The case of Milburn Services Limited -v- United Trading Group (UK) Limited delivered on 9 November 1995 dealt with two interesting points. The first is whether so-called 'entire agreement' clauses will operate to exclude terms which would otherwise be implied by operation of law. Secondly, the case dealt with assessment of damages following termination of a contract where the contract was loss making.
The contract concerned the re-painting of the hull of a very large oil tanker anchored in the Red Sea about five miles from the Yemen coast line.
United Trading won the contract to blast off 20,000 square metres of existing paint work and subsequent re-painting with multiple coats of paint. They entered into a subcontract with Milburn on the basis that the client would provide the paint, and United as main contractor would provide labour together with plant and equipment. Milburn, as subcontractors, were to provide management and technical personnel to be responsible for the operation and management of all works required under the contract.
In the event the client terminated the contract as a result of significant delays to the works and it was held that the main contractor caused this termination by failing to provide the work force and all of the equipment which they had undertaken to provide, and which was essential for the job.
As a result of the termination both main contractor and subcontractor were excluded from the oil tanker and, consequently, the subcontractors were prevented from completing the work.
The subcontractor contended that there should be an implied term in the subcontract that the main contractor should ensure that the subcontractor is allowed access to the work, quoting the case of Roberts -v- Bury Commissioners (1870) in which it was stated: "It is both reasonable and necessary that someone who undertakes to do work, whether on a site on land or on a vessel at sea, shall be given access to the place where the work is to be done."

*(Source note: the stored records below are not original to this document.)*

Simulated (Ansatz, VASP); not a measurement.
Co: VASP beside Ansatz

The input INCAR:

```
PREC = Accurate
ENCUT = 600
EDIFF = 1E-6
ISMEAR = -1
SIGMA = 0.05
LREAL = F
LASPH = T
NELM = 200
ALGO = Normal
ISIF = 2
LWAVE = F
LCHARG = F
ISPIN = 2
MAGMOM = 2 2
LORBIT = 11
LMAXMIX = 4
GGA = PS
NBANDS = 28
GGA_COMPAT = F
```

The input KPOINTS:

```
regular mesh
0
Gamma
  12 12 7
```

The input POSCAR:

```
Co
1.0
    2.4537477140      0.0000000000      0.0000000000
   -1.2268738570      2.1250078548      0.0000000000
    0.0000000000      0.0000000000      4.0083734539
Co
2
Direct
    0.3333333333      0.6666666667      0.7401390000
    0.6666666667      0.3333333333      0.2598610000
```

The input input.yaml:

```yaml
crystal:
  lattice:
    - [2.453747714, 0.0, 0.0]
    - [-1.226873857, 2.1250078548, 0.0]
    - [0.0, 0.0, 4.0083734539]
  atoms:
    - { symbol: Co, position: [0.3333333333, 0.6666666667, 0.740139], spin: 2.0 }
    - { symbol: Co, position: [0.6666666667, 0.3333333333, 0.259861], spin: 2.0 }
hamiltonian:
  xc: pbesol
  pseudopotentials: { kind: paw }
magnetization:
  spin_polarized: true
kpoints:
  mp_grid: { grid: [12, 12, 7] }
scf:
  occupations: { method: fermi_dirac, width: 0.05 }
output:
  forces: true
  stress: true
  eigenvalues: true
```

The subcontract, however, incorporated an 'entire agreement' clause in the following terms. "This contract constitutes the entire agreement between the parties hereto...... and supersedes any understanding oral or written heretofore entered into ...... and may not be changed, modified or amended except in writing ......"
Judge Bowsher was not impressed. Reading this clause as a whole, he stated that it was clear that the parties were agreeing simply that the contract should be construed from the written agreement on its own without reference to anything said or written before or afterwards. He held that he did not see that this clause could exclude vital implied terms such as that the parties should be allowed access to the work.
The second point concerned whether the claim for damages would be excluded by the fact that this was a loss making contract. It was common ground that the parties had entered into a loss leader contract with the intention of winning further similar work in the region.
The defendant main contractor made the submission that if the subcontract had been properly performed then Milburn would have incurred a loss of $ 165,316. They relied upon the North American case of Albert -v- Armstrong (1949) in which was stated: "The law of contract compensates the plaintiff for damages resulting from the defendant's breach. It does not compensate a plaintiff for damages resulting from his making a bad bargain."
Judge Bowsher however considered that the facts of the Albert case were to be distinguished from the present case. In the Albert case the loss became greater the longer the contract went on and the loss maker benefited from the termination of the contract. He considered that one should concentrate only on what would have been expended and received after termination and thus if the plaintiff could show that by continuing the contract they would have been able to reduce their loss, then they would be entitled to be awarded that figure as damages. It would be irrelevant whether those damages were properly labelled damages for loss of profit, or damages for 'loss of an opportunity to reduce losses'.
The overriding rule stated by Lord Blackburn in the case of Livingstone -v- Rawyards Coal in 1880 is that the measure of damages is that sum of money which will put the party who has been injured, or who has suffered, in the same position as he would have been if he had not sustained the wrong for which he is now getting his compensation or reparation.
Accordingly if the contract had been performed the plaintiff would have made less of a loss than they had in fact made. They were therefore entitled to damages which would put them in the position of making that lesser loss.